Lawsuit stirs up guacamole labeling controversy

"Peanut butter is made from peanuts, tomato paste is made from tomatoes, and guacamole is made from avocados, right? Wrong. The guacamole sold by Kraft Foods Inc., one of the bestselling avocado dips in the nation, includes modified food starch, hefty amounts of coconut and soybean oils, and a dose of food coloring. The dip contains precious little avocado, but many customers mistake it for wholly guacamole." This article is in contention for "least likely word combinations in headlines."

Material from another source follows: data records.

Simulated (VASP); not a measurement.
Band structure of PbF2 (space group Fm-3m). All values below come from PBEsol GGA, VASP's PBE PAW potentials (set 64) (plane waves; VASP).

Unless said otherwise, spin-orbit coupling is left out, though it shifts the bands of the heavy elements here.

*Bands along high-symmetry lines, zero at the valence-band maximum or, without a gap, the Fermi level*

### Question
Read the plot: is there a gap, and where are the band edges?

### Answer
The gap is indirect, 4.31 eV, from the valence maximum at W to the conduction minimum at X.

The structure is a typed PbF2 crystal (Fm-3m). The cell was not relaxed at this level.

Dec 1, 2006 in Absurdity | Comment (2)

2 Comments

I don't think they should be allowed to label it guacamole if it contains no avocado. In fact, I don't think they should get to use the term unless it contains a lot of avocado. We have regulations on terms like "milk chocolate" (what percent has to be milk solids, butterfat, cocoa solids, cocoa butter), and this seems the same. Letting them pass off that... sludge... as guacamole is misleading consumers. :-P

Actually, the article mentions how there are regulations for other things, such as peanut butter, that actually have government regulations about how much of their title ingredient they contain. There really needs to be a rule of thumb of some sort; if you claim to be something typically made from a specific ingredient, then you should have to have a certain amount of that ingredient. Just like you can be a "juice drink" with very little juice, but to be a "juice" you need to be almost all juice. Everyone understands that. Maybe you could be a "guacamole flavored dip" without much avocado.